Twas the night before Christmas and all through Tysons Corner mall
People were rushing about for last minute gifts–Frozen Elsa dolls, iPads or even a duck call
They ignored Black Friday sales and Cyber Monday deals you can be certain
Now all that’s left on the shelves is an Uncle Si chia pet and Dukes of Hazard shower curtain
Gift list? Check. Photo selected for Snapfish holiday card? Check. Red and green sprinkles purchased for company cookie swap? Check. Boxes dropped off at USPS to arrive NLT December 23 to Dad in Florida? Check. Look into availability at premiere rehab center for post-holiday melt down?…My mind started going into holiday paralysis right around November 15 and interestingly enough that’s about the same time that the sugar/carb war within my body began. It’s not because I was already overcommitting (aka feeling overwhelmed), but rather because I’ve been traumatized by the Ghost of Christmas Past. My ghost shows up in the form of me at about age 35—a slightly more youthful, thinner version. She began her nightly visitations right around Halloween—which coincides with when retailers start putting out the Christmas stuff and WKXM starts playing carols. She starts off very sweetly—“let’s get a head start this year. Let’s not wait until the last minute like last year. Remember last year, right? Remember when you pulled an all-nighter wrapping presents and forgot to get your Dad a gift?” Anyhow—she starts whispering helpful tips like “you should make a list” and “you should start exercising more so you have more energy around the holidays—you don’t want to feel wiped out and ancient again this year, do you?” I start frantically capturing notes on color coded post its and mentally making lists by category. By the time November rolls around, my ghost is making twice daily visits. “When will you have time to decorate the tree? Wouldn’t this be a good weekend to get some shopping done? You’ve always wanted to go to Williamsburg at Christmas—when will you fit that in? If you’re planning to give wedding pictures as gifts, you should have sent them off last week to be printed.” Ugh. I’m planning the Thanksgiving menu when she starts showing up with coffee. “Should you check out Black Friday sales? You probably can’t even get Nutcracker tickets now. That’s a shame—you procrastinated again. Where’s your ‘It’s a Wonderful Life’ DVD? Did you see the stack of cards on the table—have you even got your list together yet? When are you putting the tree up?” She’s a mean one, that one.

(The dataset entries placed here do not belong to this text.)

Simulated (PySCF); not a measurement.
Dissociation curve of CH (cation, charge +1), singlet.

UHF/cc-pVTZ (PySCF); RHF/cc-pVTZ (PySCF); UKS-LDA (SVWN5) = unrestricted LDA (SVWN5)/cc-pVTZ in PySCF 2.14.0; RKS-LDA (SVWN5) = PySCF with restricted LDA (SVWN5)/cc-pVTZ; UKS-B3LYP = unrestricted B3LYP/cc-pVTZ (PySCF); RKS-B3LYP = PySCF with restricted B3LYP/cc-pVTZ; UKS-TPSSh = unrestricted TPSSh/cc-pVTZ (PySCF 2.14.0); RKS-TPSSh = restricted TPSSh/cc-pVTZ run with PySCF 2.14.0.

All the post its and to do lists in the world can’t save me from myself. The only thing that can save me from my Ghost of Christmas Past is me and the word, ‘no’ which I just used for my first holiday veto when XXL aka husband George brought up hosting a holiday party. We both love entertaining and my knee jerk reaction is always, ‘the more, the merrier.’ This year, however, when he started hinting around about having people over, I hit the pause button. “You know what, hon? We just got through a wedding—we hosted a big party. Why don’t we go on autopilot and be the invitees this year vs. the inviters.” XXL bit on that plan pretty darned quickly. “We get to freestyle? I love to freestyle.” Freestyling in XXL world is when we get to fly by the seat of our pants—which he loves because I’m forever planning his life out to the minute. Since meeting XXL, I’ve become a fan of freestylin’ and try to do it whenever possible. I actually plan in time for freestylin’, which I think is cheating, but that’s OK. Time flies by so quickly and we are all running at warp sppppeeeeeedddddddd flashhhhh lightening, kawabunga speed ALL THE TIME. It’s not healthy—it actually interferes with our health so we have to slow down, hit pause and freestyle every once in a while, but especially around the holidays.
It’s so so so easy to overcommit. I’ve actually tried to limit myself to only committing to one calendar invite a week. By the time I fit in a night for working out, chores/errands, laundry, quality time w/XXL, there isn’t much left for anything (or anyone else). For all you introverts like me out there, you can appreciate that there has to be at least one night for navel gazing or a date with your favorite author too. Don’t discount the quality time spent alone for recharging. XXL now appreciates my desire for alone time. I tease him that he’s more like the female in our relationship. When I come home from work after a day of being around PEOPLE—people I love but who suck the energy out of me nonetheless—he is Chatty Cathy. XXL loves to chat. He is always talking, talking, talking. I typically have no words left by 6 PM because I’ve been around the ENERGY SUCKING PEOPLE (aka PEOPLE I ADORE). I have to recharge by staring blankly into the TV set watching Modern Family reruns. Shhh. Quiet time.
I’m taking a more proactive approach this year to my not-so-friendly Ghost. I’m waking up and hitting the yoga mat before she arrives. A few downward dogs will help keep me centered through her pot stirring ways. I’m also going to pick back up on my meditation practice – I’ll tune her out and be all blissed out at the same time. Silent night, holy night. All is calm. All is bright.